Otto von Bismarck once said: “There are two things you should never watch being made: laws and sausages.” Or perhaps it was: “Laws are like sausages, it is better not to see them being made.” Or maybe: “If you like laws and sausages, you should never watch either one being made.” A quick scan of the Web gave me all three quotes. Fortunately they were all credited to Otto von Bismarck. Regardless of the exact wording, the sentiment is the same: close examination of a thing’s creation may change your perceptions of it for the worse.
If you want to continue feeling good about your electronic mail, don’t look under the hood. If you’re comfortable in your ignorance, just skip the rest of this entry. You do not want to know what happens to your message between the time it leaves your computer and the time it arrives at its destination.
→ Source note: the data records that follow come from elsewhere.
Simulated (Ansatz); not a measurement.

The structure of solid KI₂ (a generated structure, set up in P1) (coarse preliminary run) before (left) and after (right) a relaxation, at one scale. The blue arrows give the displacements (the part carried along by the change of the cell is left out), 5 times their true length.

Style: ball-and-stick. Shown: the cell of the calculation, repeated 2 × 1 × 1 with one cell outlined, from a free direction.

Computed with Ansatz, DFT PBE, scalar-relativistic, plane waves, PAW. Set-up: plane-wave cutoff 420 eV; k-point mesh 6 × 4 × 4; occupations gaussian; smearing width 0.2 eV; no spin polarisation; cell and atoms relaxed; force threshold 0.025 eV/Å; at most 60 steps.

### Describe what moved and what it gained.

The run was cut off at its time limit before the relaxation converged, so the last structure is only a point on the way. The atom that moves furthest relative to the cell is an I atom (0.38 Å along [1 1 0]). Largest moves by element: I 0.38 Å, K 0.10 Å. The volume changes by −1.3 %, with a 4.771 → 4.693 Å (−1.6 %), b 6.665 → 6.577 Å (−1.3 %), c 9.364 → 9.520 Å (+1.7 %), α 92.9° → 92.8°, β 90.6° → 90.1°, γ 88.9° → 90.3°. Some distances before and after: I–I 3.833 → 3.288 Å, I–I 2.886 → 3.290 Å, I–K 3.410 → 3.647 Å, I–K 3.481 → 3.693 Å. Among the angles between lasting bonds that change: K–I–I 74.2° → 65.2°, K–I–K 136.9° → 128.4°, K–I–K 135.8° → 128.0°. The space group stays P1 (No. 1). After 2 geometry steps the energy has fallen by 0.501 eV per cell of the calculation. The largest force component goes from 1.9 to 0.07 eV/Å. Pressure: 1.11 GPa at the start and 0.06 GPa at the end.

I’m not going to bore you with a detailed description of the Simple Mail Transport Protocol (SMTP) and the format of Internet mail messages. If you’re interested in the details, take a look at RFC2821, RFC2822, and the documents that they reference. Be sure to have a pot of coffee ready, though. These RFCs make for some dry reading. I’ll just mention that when you send an email message to somebody else, it’s quite possible that what is received may not be exactly what you sent. Oh, the content will be there, but the formatting might not be what you expected.
You see, SMTP requires that Mail Transport Agents (MTAs—the server-based programs that actually deliver the mail) support the standards defined by the original documents in 1982 when the system was designed. One of the restrictions is that plain text messages may not contain lines that exceed 78 characters. So when you send a message that does contain longer lines, either your email client, or sometimes the MTA, will reformat that message before passing it on. The message is encoded with special characters so that the final recipient (your recipient’s email program) can decode it and, in theory, display it exactly as you had intended. Surprisingly enough, this works. Most of the time. You’ll know when it doesn’t work: you’ll end up with text that reads similar to this:
This is some sample text that I had formatted for 80-character lines. I
sent
it via email, where it was “encoded” to meet the 78-characters-per-
line
restriction, but got mangled along the way. I’m sure you’ve seen
something
similar before.
It’s easy to blame the MTAs or the email clients for not getting things right, but the real blame lies squarely with the standards. There’s simply no reason to continue supporting a standards that were created to carry low volumes of mail across networks controlled by computers that weren’t even as powerful as my telephone is today. The 78-character line limit is especially ridiculous. That’s an artifact of teletypes, for crying out loud! We need a newer, more robust standard that is designed for today’s computers and takes into account the expected growth in volume and processing power. Ditch those 20-year-old MTAs, stop supporting the myriad special networks and routing rules, and build an electronic mail system that will deliver messages exactly as they are intended. While we’re at it, perhaps we can build in some spam protection as well.